The government’s new definition of terrorism: exercising constitutional rights. While our tradition applauds those who stand up and exercise their constitutional rights, the government’s new definition of terrorism condemns such patriotic actions, as a young Alaskan from Fairbanks named Schaeffer Cox has unfortunately learned.
Schaeffer Cox came to the attention of the government’s Sovereign Citizen Task Force circa 2010 at the ripe old age of 26 as he was traveling about the country speaking about the dangerous path of destruction that the federal government has been following for far too long. Schaeffer was advocating a return to a constitutional form of government and encouraging people to prepare for the disaster that will occur if we do not do so. At that time, Schaeffer had thrice climbed Mt. McKinley and had already achieved renown for establishing the Second Amendment Task Force in Fairbanks and other Alaskan locales, and for creating the Liberty Bell, a network of concerned citizens who, upon being called, come to the scene to observe and record police encounters. Schaeffer also had a budding political career, receiving nearly 40 percent of the vote running against an incumbent in the Republican primary for the Alaska House of Representatives.

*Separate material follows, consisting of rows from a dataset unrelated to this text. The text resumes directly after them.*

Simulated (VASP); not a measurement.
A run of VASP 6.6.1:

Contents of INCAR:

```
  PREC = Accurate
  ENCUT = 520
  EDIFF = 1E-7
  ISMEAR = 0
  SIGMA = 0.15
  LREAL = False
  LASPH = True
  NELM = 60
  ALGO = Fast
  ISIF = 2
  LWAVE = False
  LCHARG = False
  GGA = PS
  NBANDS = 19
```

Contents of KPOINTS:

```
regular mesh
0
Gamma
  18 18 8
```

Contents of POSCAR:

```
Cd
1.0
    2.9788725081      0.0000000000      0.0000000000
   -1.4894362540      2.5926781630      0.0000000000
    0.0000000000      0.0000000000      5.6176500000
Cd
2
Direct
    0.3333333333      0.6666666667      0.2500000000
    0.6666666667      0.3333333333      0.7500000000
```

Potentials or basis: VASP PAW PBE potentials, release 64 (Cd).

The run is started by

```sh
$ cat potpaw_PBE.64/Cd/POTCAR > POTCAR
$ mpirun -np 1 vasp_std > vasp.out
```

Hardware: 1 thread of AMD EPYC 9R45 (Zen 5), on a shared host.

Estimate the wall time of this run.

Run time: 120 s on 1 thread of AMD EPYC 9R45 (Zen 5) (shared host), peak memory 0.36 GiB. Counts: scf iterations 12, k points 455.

The government’s response to all of this was to employ two despicable agents provocateur — crime creators — in efforts to intimidate, coerce, and otherwise pressure Schaeffer into “committing” a crime for which the government could then prosecute him into silence.
The first agent provocateur was Bill Fulton, an alcoholic prone to violent and otherwise-threatening outbursts, and who is perhaps more well known for torpedoing Joe Miller’s 2010 United States Senate campaign by handcuffing a local Anchorage reporter, all the while working as a federal agent. The second such crime creator was Gerald “J.R.” Olson, a con man, sociopath, and convicted felon who was facing multiple new felony charges for taking many tens of thousands of dollars from the elderly and others under the guise of installing non-existent septic systems.
For his part, Fulton openly strove to cause Schaeffer to engage in or commit violence against the government. Fulton went so far as to place a knife to one of Schaeffer’s friend’s throats when Schaeffer emphatically rejected Fulton’s path. When all was said and done, the government paid Fulton via a compensation package worth well into the six-figure range.
Olson’s deceit was more subtle. He infiltrated Schaeffer’s small militia group and concocted a plan to kill two for every one of the militia members who went down. Schaeffer steadfastly rejected Olson’s plan; and on February 19, 2011, Schaeffer announced that he and his family were immediately leaving Fairbanks for the Lower 48. A desperate Olson promptly stole Schaeffer’s car battery and then kept a completely fatigued Schaeffer in Fairbanks with repeated false promises of a non-existent trucker who was on his way to Alaska and would transport Schaeffer and his family to the Lower 48. When all was said and done, Olson walked away from all his criminal charges, stole thousands of dollars of Schaeffer’s gold, and was asking to be paid hundreds of thousands of dollars by the government.